Ihor Klymenko said 26 people were still missing after the overnight strikes, including three children. He said nearly 100 people had been hurt.
Russia fired 476 drones and 48 missiles at Ukraine, striking energy and transport infrastructure and forcing emergency power cuts in a number of regions in frigid temperatures.
The upper floors of a residential building in Ternopil were torn away in the attack. Smoke poured upwards as fire crews tried to douse flames, while devastated residents huddled outside waiting for news of loved ones.
Klymenko, writing on Telegram, said emergency crews were working through the night, combing the site of the shattered apartment building.
"A lot of work lies ahead. The main thing is to find those who could still be under the rubble," Klymenko wrote.

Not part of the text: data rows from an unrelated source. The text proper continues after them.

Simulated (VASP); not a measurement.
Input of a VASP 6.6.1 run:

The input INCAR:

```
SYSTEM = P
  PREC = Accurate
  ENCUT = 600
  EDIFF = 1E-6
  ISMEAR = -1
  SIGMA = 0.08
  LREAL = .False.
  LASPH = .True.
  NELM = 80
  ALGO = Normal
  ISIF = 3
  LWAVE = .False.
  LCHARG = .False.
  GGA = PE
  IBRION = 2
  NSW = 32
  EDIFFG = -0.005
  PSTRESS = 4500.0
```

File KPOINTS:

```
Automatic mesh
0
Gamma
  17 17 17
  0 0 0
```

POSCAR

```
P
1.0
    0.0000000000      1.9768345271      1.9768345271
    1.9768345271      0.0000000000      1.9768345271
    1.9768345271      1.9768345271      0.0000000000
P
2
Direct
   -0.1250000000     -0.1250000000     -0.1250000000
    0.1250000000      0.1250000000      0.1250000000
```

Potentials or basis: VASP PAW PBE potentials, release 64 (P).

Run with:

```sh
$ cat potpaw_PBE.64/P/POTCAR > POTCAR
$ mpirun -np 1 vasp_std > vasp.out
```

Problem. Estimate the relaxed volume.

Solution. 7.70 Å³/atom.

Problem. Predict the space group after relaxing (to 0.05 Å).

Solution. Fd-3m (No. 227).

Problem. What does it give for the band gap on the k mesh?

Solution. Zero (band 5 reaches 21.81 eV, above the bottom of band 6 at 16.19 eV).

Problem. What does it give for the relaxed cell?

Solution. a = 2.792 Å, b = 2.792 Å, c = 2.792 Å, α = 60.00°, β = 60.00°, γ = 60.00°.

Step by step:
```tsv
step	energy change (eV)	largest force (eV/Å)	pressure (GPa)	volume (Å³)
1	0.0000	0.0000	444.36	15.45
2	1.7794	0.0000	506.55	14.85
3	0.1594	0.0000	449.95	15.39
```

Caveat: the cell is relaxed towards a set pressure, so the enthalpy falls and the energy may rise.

"In the building where two entrances were completely burned out, not a single apartment was left intact. The flames flared up instantly and engulfed the building in a wave. People were terrified and tried to jump out of windows."
Officials said three children were among the dead.
Poland, a NATO member state bordering western Ukraine, temporarily closed Rzeszow and Lublin airports in the southeast of the country and scrambled Polish and allied aircraft as a precaution to safeguard its airspace.
Russia launched the attack as Ukrainian President Volodymyr Zelenskiy travelled for talks in Turkey intended to help revive peace negotiations with Russia, after his short tour to European capitals.
A senior Ukrainian official told Reuters that Ukraine had received "signals" about a set of US proposals to end the war that the United States has discussed with Russia.
Ukraine has had no role in preparing the proposals, the source said.
No face-to-face talks have taken place between Ukraine and Russia since a meeting in Istanbul in July and Russian forces have pressed on with the Kremlin's nearly four-year-old war in Ukraine, killing 25 people in strikes overnight.
Efforts to revive peace negotiations appear to be gaining momentum although Russia has shown no sign of changing its terms for ending the war.
Zelenskiy met President Tayyip Erdogan after visits to Greece, France and Spain that went ahead despite a political crisis in Ukraine over a corruption scandal in which parliament dismissed the energy and justice ministers.
Zelenskiy said after meeting Erdogan on Wednesday that Ukraine hopes to revive prisoner of war exchanges with Russia by the end of the year.
"Of course, we talked substantively about the situation in diplomacy. And now many processes have become more active, and we are trying to ensure that all activity is aimed specifically at peace," he said.
Zelenskiy urged allies to increase pressure on Russia to end its nearly four-year-old war in Ukraine, including by providing Kyiv with more air-defence missiles.
"Every brazen attack against ordinary life shows that the pressure on Russia is insufficient. Effective sanctions and assistance to Ukraine can change this," he said on X.
Russian forces control about 19 per cent of Ukrainian territory and are grinding forwards while carrying out frequent attacks on Ukrainian energy infrastructure amid winter.
Turkey, a NATO military alliance member that has remained close to both sides, hosted an initial round of peace talks in the early weeks of the war in 2022 - the only such talks until this year when US President Donald Trump launched a new bid to end the fighting.